The community that Catherine Opie chronicles in “Surfers” is one that is configured around surfers who brave the waves off Malibu, California. The exhibition includes twelve portraits of surfers, both men and women of various ages.

Each photograph is titled by the name of the subject. Among them are Margaret, who looks suspiciously at the camera; Adam, who looks about 12 years old; and Erin, who looks like she meticulously applies her makeup. Twenty-somethings Larkie and Rachel seem like they belong on the MTV reality TV show, “Surfer Girls,” while seniors Devi and Ken bring to mind the heyday of “California Dreamin’” and the sage writings of Joan Didion, whose most recent book, “Where I was From,” tries to come to grips with what it really means to be from California.

Opie snapped all her subjects on a murky day just as they emerged from the Pacific Ocean. Droplets of water drip from their faces. Most of them hold their surfboards tucked under their arms, making the boards seem like fertility objects and the surfers like members of some lost tribe. We are reminded of the photographer Robert Mapplethorpe’s 1982 portrait of the artist Louise Bourgeois in which the grinning subject totes a giant penis sculpture under her arm. (Opie, a professor of photography at UCLA, recently curated a retrospective of Mapplethorpe’s work at the Marc Selwyn Fine Art gallery in Los Angeles.)

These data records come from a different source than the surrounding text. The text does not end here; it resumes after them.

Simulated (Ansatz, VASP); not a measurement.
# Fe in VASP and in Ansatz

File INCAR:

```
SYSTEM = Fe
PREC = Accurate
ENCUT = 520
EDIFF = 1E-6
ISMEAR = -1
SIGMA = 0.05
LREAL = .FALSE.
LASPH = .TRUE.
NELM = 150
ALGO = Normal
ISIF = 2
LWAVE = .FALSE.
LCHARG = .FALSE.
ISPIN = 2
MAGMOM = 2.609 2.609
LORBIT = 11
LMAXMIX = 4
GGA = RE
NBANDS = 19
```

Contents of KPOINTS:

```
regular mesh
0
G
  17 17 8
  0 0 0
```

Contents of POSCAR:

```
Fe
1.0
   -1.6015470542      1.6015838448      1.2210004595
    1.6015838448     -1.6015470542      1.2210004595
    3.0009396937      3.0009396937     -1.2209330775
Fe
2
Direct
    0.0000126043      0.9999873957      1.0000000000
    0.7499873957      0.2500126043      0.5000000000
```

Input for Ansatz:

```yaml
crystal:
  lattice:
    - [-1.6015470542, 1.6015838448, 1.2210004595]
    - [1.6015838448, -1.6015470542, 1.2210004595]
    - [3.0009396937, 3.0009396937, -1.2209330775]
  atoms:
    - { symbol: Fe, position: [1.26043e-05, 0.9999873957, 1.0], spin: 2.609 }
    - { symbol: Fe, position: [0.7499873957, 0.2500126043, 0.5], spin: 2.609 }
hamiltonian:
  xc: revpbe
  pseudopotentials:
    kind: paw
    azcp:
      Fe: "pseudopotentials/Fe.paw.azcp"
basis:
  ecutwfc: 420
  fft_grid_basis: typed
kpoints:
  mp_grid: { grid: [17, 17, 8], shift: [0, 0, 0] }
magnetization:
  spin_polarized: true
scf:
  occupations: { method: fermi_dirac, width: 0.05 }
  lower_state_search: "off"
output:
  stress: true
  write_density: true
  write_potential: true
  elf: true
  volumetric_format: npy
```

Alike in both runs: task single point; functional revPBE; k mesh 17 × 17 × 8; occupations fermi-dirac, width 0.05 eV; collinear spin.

In addition to the portraits, there are photographs of the wide, grey ocean, with surfers dotting the seascape. Selections of these shots are included in this year’s Whitney Biennial.

In her photography, Opie has long addressed the question, “What makes a community?” She started out exploring the farthest reaches of this question in the mid-1990s with portraits of her friends in the Los Angeles queer leather community. In the process, Opie snapped a few gripping self-portraits, including one in which she is pictured with a stick figure drawing of a house and two women holding hands sliced into her back.

Another series, entitled “Normal,” came about when Opie drove across the country to photograph families of lesbian couples in their normal, domestic settings.

In the well-executed “Surfers,” Opie proves once again that her grasp on community is that it is somewhere between slippery and rough.